After over 12 years working in the disability non-profit sector, I have heard a lot of professional advice that has enhanced my career. I have been given valuable advice that includes “don’t send an email out when you are feeling stressed, angry or frustrated” to “arrive at work at least 15 minutes before you’re actually supposed to be there.” But from all the wonderful and helpful nuggets of wisdom I’ve received, the best piece of professional advice I have learned and applied is the importance of networking.
In today’s workforce, who you know is just as important as what you know. I feel that for people like me who are visually impaired, it is even more essential to network and build strong working relationships that can help lead to career success. Employment opportunities and career advancement for the blind and visually impaired are pretty low with only 30% of us working and I have been able to maintain my employment over the years primarily through my connections.

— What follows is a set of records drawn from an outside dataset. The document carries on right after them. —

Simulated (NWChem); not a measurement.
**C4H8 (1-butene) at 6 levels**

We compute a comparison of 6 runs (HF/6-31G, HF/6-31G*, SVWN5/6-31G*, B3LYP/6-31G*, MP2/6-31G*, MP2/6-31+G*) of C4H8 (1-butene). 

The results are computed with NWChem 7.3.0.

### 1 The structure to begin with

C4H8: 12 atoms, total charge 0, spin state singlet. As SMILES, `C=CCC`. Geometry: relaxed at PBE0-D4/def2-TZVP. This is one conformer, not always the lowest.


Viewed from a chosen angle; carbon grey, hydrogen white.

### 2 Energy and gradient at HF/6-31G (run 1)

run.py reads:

You might be wondering how a person with vision loss networks and meets people. The answer is something I had to figure out through a lot of trial and error. Typical networking advice does not always work for those of us who cannot see so I had to add my own little twist to the experience. For example, when I attend social or professional events I have never attended, I will sometimes contact the coordinator in advance and let them know that I have a disability. Doing that gives them a heads up and allows time to explain that I might need some extra help like a person to guide me around the room so that I can meet people. Other times I will just come to the function, sit down and converse with people who are sitting nearby. I have learned to not be stressed, put a smile on my face and allow the conversation and interaction to flow naturally. I know that some people might feel uncomfortable with interacting with a blind person so I don’t let that ruffle my feathers and I just take things as they come.
When I attend these functions, I use them as an opportunity to share about my work at the Center for the Visually Impaired (CVI) and my life as a visually impaired person. For example, a few weeks ago I was attending a Black Public Relations Society chapter meeting and met a person who had worked on a White Cane Safety Day event in Florida. This day, occurring nationwide in October, is a public awareness event where drivers are educated on safety around visually impaired pedestrians. I was excited to talk to the person I met and learn about the public relations campaign she led. I was also excited to learn that she was willing to help CVI with our own event. We exchanged business cards and the following day I sent her an invite on LinkedIn so that we could stay connected. I am looking forward to building this connection and learning from her expertise. This is a prime example of the power of networking and its possibilities. You just never know who you are going to meet or what things they are going to offer you.
Specifically in the non-profit world, networking, which can also be called relationship building, is key not only to my personal role but contributes to the overall growth of CVI. Meeting and interacting with people can lead to long term relationships which blossom into them becoming donors, volunteers and referral sources. My role as CVI’s public education coordinator gives me an incredible opportunity to meet all kinds of people. Through my speaking engagements, exhibits and facility tours I have an opportunity to engage people from the community in conversations about vision impairments.
As a result, I have become a resource to my contacts who work for SunTrust Bank, Turner Broadcast Company, The Gap, Macy’s, the Coca-Cola Company, The Federal Reserve Bank and many others. What started off as one-time interactions has now grown into mutually beneficial business relationships. Some of my contacts call or email me for advice and input on projects they are working on or just have general questions on accessibility and/or sensitivity issues. Just recently, one of my contacts from the Gap had lunch with me and we talked about working on a project for October, which is National Disability Employment Awareness Month. She wants CVI to work with her company to bring more understanding about visual impairments to their employees.
Whether I am meeting people face-to-face at work or a social function, I take networking very seriously but try to relax and have fun with it too. Building those relationships are a big part of my career success and the best piece of professional advice I have received.